Friday, December 07, 2007

junkie

pex has been down for the past 4 hours or so now. just when i got become too excited after having tamed alpha green, our resident troll (har-har!) in torch'd's thread. or so i presume.

this left me with not having much to do aside from refreshing multiply over and over again to check for updates.

work-wise, i was just able to do our last quarter budget request which i did quite in a jiffy even if i tried doing and redoing it if only to bide some more time and more work hehe. i wanted to study our budget and hopefully prepare a new one for next year but i found it too early just yet. besides my colds are still kinda bad and even if i've been sleeping on and off today working on numbers will only make me even more dizzy.

this left me with nothing much to do but sing! or at least try to haha! i have this habit of looking up to the lyrics and meanings of the songs i download. i would play it over and over again and try to sing along with it. i have this site bookmarked which i could just browse to whenever.

lately i have just compiled my third eye blind mp3 folder and found myself transported to our old apartment back in abada when we'd head bang on semi charmed life LOL! i just happened to look up to its lyrics and found that it's supposed to be about some meth addiction. no wonder we'd get high with the song as well. but i'd look back and realize that most of the songs i was into back then and even now is mostly about drugs and suicide and relationships gone wrong. i knew i had quite a lot of angst back then but yeah, maybe these songs just contributed more to it subliminally. how can it be not when i'd listen to a lot of googoo dolls, smashing pumpkins, nirvana, etc back then.

and i'd just read that black balloon refers to that black balloon which is being used by heroin addicts to wrap around their arms before injection. yeah, i knew it was again about drugs but not this specific.

but then again who cares. billie corgan supposedly wrote today when he was feeling suicidal. and yet i find it really positive and happy haha! songs do have different meanings for different people and it depends mostly on how each one affects each part of our lives. these songs from that era may have sounded angsty and dark yet i take comfort in these songs because those were the days when i felt i was young and carefree and strong and invincible.

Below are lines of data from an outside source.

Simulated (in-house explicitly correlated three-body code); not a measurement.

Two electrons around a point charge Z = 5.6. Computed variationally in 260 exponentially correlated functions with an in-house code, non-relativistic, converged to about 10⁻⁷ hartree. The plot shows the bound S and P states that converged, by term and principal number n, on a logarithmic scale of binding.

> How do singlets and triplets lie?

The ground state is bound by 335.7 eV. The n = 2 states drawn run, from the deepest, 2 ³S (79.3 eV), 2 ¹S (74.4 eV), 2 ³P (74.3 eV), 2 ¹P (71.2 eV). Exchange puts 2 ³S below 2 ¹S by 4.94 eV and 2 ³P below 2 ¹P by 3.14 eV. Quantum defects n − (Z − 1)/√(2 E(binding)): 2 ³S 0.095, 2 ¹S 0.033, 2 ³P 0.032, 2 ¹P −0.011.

another great misconception i believe is when i heard years ago from some dj that vertical horizon is actually a Christian band. that its name actually signifies a a vertical and a horizontal line thus forming a cross. lame as it sounds i actually believed in it hehe. such acts like jars of clay could still bring on inspiration and rock at the same time, right? but yeah, i looked up on vertical horizon and found no such support info for that Christian group claim.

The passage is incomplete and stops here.